Question

What is the second derivative of ${{x}^{2}}+{{y}^{2}}=25$ evaluated at $\left( -3,-4 \right)$ ?

Answer 1

We are given an equation of second degree of which we are supposed to find the second derivative by applying simple formulas of derivation We first differentiate the entire equation with respect to $x$ . Upon doing that we evaluate the first derivative and again differentiate it with respect to $x$ which gives us the second derivative. Then, substituting the value of $x$ and $y$ we reach to the answer of the given problem.

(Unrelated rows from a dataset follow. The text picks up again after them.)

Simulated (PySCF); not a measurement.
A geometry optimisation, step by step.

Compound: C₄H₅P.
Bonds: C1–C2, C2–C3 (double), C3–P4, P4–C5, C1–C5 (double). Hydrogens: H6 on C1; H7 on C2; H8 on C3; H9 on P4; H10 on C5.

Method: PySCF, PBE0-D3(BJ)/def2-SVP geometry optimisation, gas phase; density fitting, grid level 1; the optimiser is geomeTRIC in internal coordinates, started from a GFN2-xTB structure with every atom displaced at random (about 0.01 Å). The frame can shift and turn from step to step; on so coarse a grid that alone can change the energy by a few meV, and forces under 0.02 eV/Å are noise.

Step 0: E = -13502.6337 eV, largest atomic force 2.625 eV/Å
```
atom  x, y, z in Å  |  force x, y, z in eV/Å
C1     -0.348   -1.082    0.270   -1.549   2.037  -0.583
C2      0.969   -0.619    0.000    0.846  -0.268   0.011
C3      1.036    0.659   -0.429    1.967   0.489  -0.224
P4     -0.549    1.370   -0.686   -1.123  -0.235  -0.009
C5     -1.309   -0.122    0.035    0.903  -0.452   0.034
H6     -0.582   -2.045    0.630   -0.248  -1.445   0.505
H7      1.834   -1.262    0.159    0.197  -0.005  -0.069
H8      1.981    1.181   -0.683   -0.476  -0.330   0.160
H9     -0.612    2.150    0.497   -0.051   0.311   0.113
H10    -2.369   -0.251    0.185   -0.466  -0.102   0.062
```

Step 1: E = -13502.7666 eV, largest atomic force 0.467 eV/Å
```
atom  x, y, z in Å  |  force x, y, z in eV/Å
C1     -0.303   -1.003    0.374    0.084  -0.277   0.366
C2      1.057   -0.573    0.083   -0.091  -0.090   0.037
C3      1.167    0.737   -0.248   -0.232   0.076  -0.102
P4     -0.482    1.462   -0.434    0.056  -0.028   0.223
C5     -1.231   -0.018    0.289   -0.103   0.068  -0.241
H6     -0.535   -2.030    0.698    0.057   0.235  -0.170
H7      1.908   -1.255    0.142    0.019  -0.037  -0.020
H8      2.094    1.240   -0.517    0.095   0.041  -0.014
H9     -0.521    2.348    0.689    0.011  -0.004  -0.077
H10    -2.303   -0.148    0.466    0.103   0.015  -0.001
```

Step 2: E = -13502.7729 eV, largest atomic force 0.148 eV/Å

Complete step-by-step solution:
The equation we are given is ${{x}^{2}}+{{y}^{2}}=25$
We now differentiate the above equation with respect to $x$ using the sum rule i.e., ${{\left( a+b \right)}^{\prime }}={a}'+{b}'$ as shown below
$\Rightarrow \dfrac{d}{dx}\left( {{x}^{2}} \right)+\dfrac{d}{dx}\left( {{y}^{2}} \right)=\dfrac{d}{dx}\left( 25 \right)$
$\Rightarrow 2x+\dfrac{dy}{dx}\left( 2y \right)=0$
Further simplifying we get
$\Rightarrow \dfrac{dy}{dx}=-\dfrac{x}{y}$
Now we again differentiate the above equation with respect to $x$ by using the quotient rule of differentiation as shown below
$\Rightarrow \dfrac{d}{dx}\left( \dfrac{dy}{dx} \right)=\dfrac{d}{dx}\left( -\dfrac{x}{y} \right)$
According to the quotient rule of differentiation $\dfrac{d}{dx}\left( \dfrac{u}{v} \right)=\dfrac{v\cdot {u}'-u\cdot {v}'}{{{v}^{2}}}$
Hence, we get the differentiation as
$\Rightarrow \dfrac{{{d}^{2}}y}{d{{x}^{2}}}=-\dfrac{y\cdot 1-x\dfrac{dy}{dx}}{{{y}^{2}}}$
Now we substitute the value of the first derivative i.e., $\dfrac{dy}{dx}=-\dfrac{x}{y}$ in the above equation as shown below
$\Rightarrow \dfrac{{{d}^{2}}y}{d{{x}^{2}}}=-\dfrac{y\cdot 1-x\left( -\dfrac{x}{y} \right)}{{{y}^{2}}}$
Further omitting the brackets and simplifying the above equation we get
$\Rightarrow \dfrac{{{d}^{2}}y}{d{{x}^{2}}}=-\dfrac{y+\dfrac{{{x}^{2}}}{y}}{{{y}^{2}}}$
Multiplying both the denominator and numerator to $y$we get
$\Rightarrow \dfrac{{{d}^{2}}y}{d{{x}^{2}}}=-\dfrac{y\cdot y+y\cdot \dfrac{{{x}^{2}}}{y}}{y\cdot {{y}^{2}}}$
Further doing some simplifications in the above equation we get
$\Rightarrow \dfrac{{{d}^{2}}y}{d{{x}^{2}}}=-\dfrac{{{y}^{2}}+{{x}^{2}}}{{{y}^{3}}}$
We already know that ${{x}^{2}}+{{y}^{2}}=25$
Hence, we get
$\Rightarrow \dfrac{{{d}^{2}}y}{d{{x}^{2}}}=-\dfrac{25}{{{y}^{3}}}$
As, the above expression for second derivative only consists of the variable $y$ , we only put the value of $y$ as $-4$
$\Rightarrow \dfrac{{{d}^{2}}y}{d{{x}^{2}}}=-\dfrac{25}{{{\left( -4 \right)}^{3}}}$
Simplifying we get
$\Rightarrow \dfrac{{{d}^{2}}y}{d{{x}^{2}}}=\dfrac{25}{64}$
Therefore, we conclude that the second derivative of the required given is $\dfrac{25}{64}$ .

Note: While doing the differentiation process we have to be careful about applying the formulas so that they are used appropriately. Also, we must not keep any flaws while substituting the value of the first derivative to avoid errors in the solution.